Visualizations/Fundamentals

Data Visualization with Python (1/2) (from Coursera)

metamong 2022. 5. 1.

1. Introduction to Data Visualization Tools

1) Why Build Visuals?

* for exploratory data analysis(EDA)

* communicate data clearly

* share unbiased representation of data

* use them to support recommendations to different stakeholders

* always remember

→ 'Less is more effective'

→ 'Less is more attractive'

→ 'Less is more impactive'

ex)

- simple / cleaner / less distracting / much easier to read -

2) Matplotlib

* Matplotlib Architecture

✋ 아래와 같이 크게 3가지의 layer로 구성되어 있다!

→ Scripting Layer & Artist Layer & Backend Layer

1> Backend Layer

- FigureCanvas: matplotlib.backend_bases.FigureCanvas
(encompasses the area onto which the figure is drawn)
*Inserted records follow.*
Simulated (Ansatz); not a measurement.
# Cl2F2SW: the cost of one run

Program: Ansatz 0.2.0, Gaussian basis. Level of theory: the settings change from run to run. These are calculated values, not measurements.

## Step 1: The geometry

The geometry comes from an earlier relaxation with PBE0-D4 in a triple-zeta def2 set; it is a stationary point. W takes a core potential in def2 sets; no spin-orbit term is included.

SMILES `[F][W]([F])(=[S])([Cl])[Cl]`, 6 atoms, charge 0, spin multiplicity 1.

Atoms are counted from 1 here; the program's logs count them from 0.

- Renderer: matplotlib.backend_bases.Renderer
(knows how to draw on the FigureCanvas)

- Event: matplotlib.backend_bases.Event
(handles user inputs such as keyboard strokes and mouse clicks)

2> Artist Layer

→ comprised of one main object: Artist

- Titles, lines, tick labels, and images all correspond to individual Artist instances

- two types of Artist objects: Primitive (Line2D, Rectangle, Circle, and Text) + Composite (Axis, Tick, Axes, and Figure)

- each composite artist may contain other composite artists as well as primitive artists

3> Scripting Layer

→ comprised mainly of pyplot (a scripting interface that is lighter than the Artist Layer)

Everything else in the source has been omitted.